The problems that haunted Percy Cradock, the architect of Britain's policy for Hong Kong's return to the mainland who died on January 22, remain with us to this day. The bitter differences between Cradock and the last governor, Chris Patten, foreshadowed the deep chasms between the so-called pro-Beijing camp and the pan-democrats today. The bitterness often boiled over into personal animosities, with each side accusing the other of bad faith. Last week's move by five pan-democrat lawmakers - to resign and then contest their seats to make it a de facto referendum on democracy - is but the most recent example of the divisions that are threatening to tear apart our body politic.

A career diplomat, Cradock had long warned of the consequences of failing to reach an understanding with Beijing based on negotiations. Any unilateral action, such as the expansion of voting rights under democratic reforms launched by Patten during the last years of British rule, was bound to provoke Beijing's ire and to be reversed after 1997, he felt. Ever a realist, he accepted Beijing essentially held all the cards, thus his early advice to his boss, the then British prime minister Margaret Thatcher, not to try to hold on to all or even some parts of Hong Kong.

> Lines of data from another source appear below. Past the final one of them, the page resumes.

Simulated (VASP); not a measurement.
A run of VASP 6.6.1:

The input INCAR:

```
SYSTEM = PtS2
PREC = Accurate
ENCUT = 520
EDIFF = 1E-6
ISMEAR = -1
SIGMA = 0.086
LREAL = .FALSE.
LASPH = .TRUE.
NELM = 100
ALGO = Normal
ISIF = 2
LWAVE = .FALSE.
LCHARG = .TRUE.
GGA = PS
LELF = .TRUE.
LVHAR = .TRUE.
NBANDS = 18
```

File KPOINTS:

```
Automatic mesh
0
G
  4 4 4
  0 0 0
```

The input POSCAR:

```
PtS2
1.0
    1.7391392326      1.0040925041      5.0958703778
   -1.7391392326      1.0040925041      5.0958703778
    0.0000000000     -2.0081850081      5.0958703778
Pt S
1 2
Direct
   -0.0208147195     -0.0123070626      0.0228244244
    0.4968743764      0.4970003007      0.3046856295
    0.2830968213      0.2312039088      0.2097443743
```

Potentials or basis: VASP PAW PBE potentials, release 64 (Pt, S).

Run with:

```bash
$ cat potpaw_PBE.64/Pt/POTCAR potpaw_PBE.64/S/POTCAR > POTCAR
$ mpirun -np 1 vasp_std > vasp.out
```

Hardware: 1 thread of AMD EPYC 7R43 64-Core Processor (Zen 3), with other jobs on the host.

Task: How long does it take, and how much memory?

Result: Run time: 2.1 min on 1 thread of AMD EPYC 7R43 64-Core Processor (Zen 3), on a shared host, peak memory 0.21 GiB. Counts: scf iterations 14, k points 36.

In his political world-view there were no absolutes, only grey areas and less bad options, especially when it came to Hong Kong. A man who cut his teeth as a diplomat by witnessing the British chancery being burned to the ground at the height of the Cultural Revolution knew at first hand the tragedy of modern China. He believed Hong Kong people needed safety and stability above all. What he underestimated was the emergence of an educated and sophisticated middle class which was ready to demand civil liberties for themselves and political change on the mainland.

Hong Kong people stood up and forced the shelving of plans to legislate against subversion and sedition under Article 23 of the Basic Law; they have demanded universal suffrage and been promised by Beijing they could have it in 2017 and 2020 elections. We will, perhaps, know then whether Cradock was right.